Inner Transition…?

I was inspired to write the following after attending a workshop for social activists… This is a modified excerpt from feedback I sent to the organisers of that workshop…

Social activists – those of us engaged in trying to change the world for the better – are urgently focussed on making stuff happen. As a counsellor and someone who is active in the Transition movement, I sense a gap in what I feel would make a comprehensive programme for growing us as effective community and social activists.

The Transition movement, like some other newer movements for change, recognises that the process of creating lasting change is a two-part process – it’s not just about effecting outer change (getting things done), but also achieving inner change. Transition trainings for example are often 50% looking at the process of practical or ‘outer’ change & 50% looking at self-care/self-development and developing connection to others, or ‘inner’ transition.

‘Inner Transition’?…
Inner Transition can be about facilitating empowerment… building the courage to speak-out & speak-up; gaining confidence to trust and act on our ideas and take initiative, even when we have been brought up to leave decision-making and action to others.

Notes from an Inner Transition panel at International I facilitated at the International Transition Conference 2015

My notes from an Inner Transition panel  – International Transition Conference 2015

Inner Transition can be about building connections, support & closeness with others to enable us to overcome feelings of isolation, hopelessness and despair or not losing our way in ‘burn-out’.

NB: I think this work is a particularly important aspect of growing social-changers if we want to encourage more working class people, people of colour, young people and other groups who have been left disenfranchised and feeling like the process of decision-making and creating change is not their domain. If we rely on people who have by chance found their way to the point where they can ‘just do it’, we are limiting our resources to those who already successful navigators of society – those who have enough self-confidence and personal strength to get on the first rung. Of course we need to and will grow these strengths though our actions, but I think we know enough to facilitate and support this growth more efficiently and therefore engage more folk and end up with even more effective actions…!

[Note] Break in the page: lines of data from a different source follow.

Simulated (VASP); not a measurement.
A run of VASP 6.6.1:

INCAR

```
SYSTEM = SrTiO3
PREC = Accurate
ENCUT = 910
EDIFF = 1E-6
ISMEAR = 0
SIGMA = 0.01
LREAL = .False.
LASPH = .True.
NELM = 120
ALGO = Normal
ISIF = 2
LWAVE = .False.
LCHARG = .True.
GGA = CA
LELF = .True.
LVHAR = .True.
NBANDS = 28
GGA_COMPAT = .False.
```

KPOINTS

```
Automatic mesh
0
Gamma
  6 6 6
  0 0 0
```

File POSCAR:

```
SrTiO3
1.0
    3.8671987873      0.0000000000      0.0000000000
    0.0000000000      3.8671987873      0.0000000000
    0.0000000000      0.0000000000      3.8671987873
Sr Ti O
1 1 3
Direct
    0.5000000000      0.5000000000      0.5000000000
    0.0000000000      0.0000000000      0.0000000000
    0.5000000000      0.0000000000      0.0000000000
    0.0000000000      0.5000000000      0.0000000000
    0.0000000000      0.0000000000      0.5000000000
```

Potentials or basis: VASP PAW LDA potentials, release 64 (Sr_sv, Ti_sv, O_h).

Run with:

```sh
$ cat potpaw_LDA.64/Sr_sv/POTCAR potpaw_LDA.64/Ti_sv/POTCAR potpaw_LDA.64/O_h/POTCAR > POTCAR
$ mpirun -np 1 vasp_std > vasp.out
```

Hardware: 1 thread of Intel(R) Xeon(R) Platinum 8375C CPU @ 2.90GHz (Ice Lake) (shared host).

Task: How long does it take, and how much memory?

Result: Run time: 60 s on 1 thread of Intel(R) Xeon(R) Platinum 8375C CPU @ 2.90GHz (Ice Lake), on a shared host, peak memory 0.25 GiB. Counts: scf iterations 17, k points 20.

Inner Transition can also be about changing the way we think and live… It is clear to me that we urgently need to develop new ways of being if we are to improve our chances of long-term survival on a planet that will remain fit for our children & future generations. In the global North (or ‘developed’ countries), for example, we have all picked up the culturally imposed pattern of over-consumption of energy and ‘stuff’ whilst growing up in the temporary energy-rich bubble created by exploitation of fossil fuels. Now, as the bubble bursts, that pattern of behaviour threatens to damage our environment beyond repair and cause economic and humanitarian crisis. Transition introduces the idea of oil ‘addiction’ and proposes a ’12-step process’ as a way of unlearning these dangerous habits and developing a more sustainable lifestyle.

Joanna Macy talks about the ‘Work that Reconnects’ – she says (and I agree), that we live in a culture that disconnects us with our own feelings, leaving us numb and without inspiration or energy to effect change; we are also disconnected from others, leaving us isolated and therefore dis-empowered; and we are disconnected with the planet we live on and the life on it – spending our time in concrete boxes leaves us insensitive to the need to be guardians of our environment.

We need to reconnect to all these aspects of our life in order to be successful citizens of our world.

A sense of connection helps us start to see whatever we do in terms of the bigger picture – that no matter what we are engaged in, how small our local initiatives seem, they are all significant – small but important pieces of this bigger scheme of work of reconnecting us to ourselves, each other and the environment in which we live.

I believe that all of us engaged in the struggle for change need to recognise that this work we are engaged in is not just about getting stuff done and healing our planet, it is also about taking care of and healing our communities and ourselves. Without this we may not be successful – and even if we are, we may end up recreating the dislocated society that we are trying to heal.